01-11-2018 04:48 PM
Hi conniesb1 - if it’s not solved and you haven’t binned the printer, perhaps some confusing terms have been throwing you off track (like they do for me!).
I’m no networking expert, but have Googled a lot of info re my similar problem. My Canon printer doesn’t have a password of its own, and I can’t remember reading of any printer that does (though you may well have a Canon password for other purposes, e.g. registration/support). I think your printer’s wifi setup was asking for the password of your wireless network. Just as people can’t casually join your private wifi network without being given the password (unless the network is unsecured), devices can’t either, for the same reasons. (It also makes sure the printer’s joining your network, not a neighbour’s).
I felt for you when I found this topic. When trying to get my head round networking.te my own printer, I’ve found a lot of search results confusing. The point of technical terms is to have a short word/phrase for a precise meaning (which can always be looked up). The deeper you go into networking the more complex it gets. And just to make it even more fun, there’s usually a choice of words for the same meaning. And what’s worse is different people using the same word to mean different things. I’ve even noticed it sometimes with the Canon Mods here, and in some of the official instructions for Linksys routers. (End of rant!). Anyway, this networking confusion’s been sending me round in circles too, and I’ve been tinkering with computers since the 1980s.

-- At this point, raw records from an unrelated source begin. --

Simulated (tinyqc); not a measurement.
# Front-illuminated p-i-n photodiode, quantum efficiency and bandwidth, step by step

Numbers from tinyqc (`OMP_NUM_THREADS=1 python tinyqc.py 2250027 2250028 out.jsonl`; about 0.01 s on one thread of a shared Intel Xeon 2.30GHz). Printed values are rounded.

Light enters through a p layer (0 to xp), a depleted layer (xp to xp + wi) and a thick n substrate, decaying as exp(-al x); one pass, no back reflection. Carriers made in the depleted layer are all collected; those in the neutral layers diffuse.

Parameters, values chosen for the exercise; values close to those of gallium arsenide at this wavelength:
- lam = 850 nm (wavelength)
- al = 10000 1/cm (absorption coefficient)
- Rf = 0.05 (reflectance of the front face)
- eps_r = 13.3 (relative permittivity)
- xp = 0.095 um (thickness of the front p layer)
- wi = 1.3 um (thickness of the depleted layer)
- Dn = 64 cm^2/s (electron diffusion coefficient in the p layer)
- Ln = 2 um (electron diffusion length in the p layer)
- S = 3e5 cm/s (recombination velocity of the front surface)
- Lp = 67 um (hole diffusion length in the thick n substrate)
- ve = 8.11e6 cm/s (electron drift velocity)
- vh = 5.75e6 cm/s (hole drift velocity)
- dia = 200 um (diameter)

Sometimes people call a network password the ‘router password’, which I find confusing. To me, a router password is the one needed to access and change the settings in the router (but please correct me someone if that’s wrong!). That’s just one example.
Perhaps you already know that a password for a wireless network is set in the network’s router? And that the type of password depends on the type of security the router’s set to? (If WAP, the password’s often called a passphrase, as it can be as long as a whole sentence, and can have spaces between words. If it’s WEP, the password’s often called a PIN, as it’s (I believe) a number with not many digits). Maybe the number sequence your printer showed was for selecting the digits to give the printer the network PIN - who knows? (Not the Canon Product Experts here, it seems).
It seems the more expert people are on something, the fewer of them are able to remember what they needed to know as a novice. If a fellow novice can be any help just give me a shout!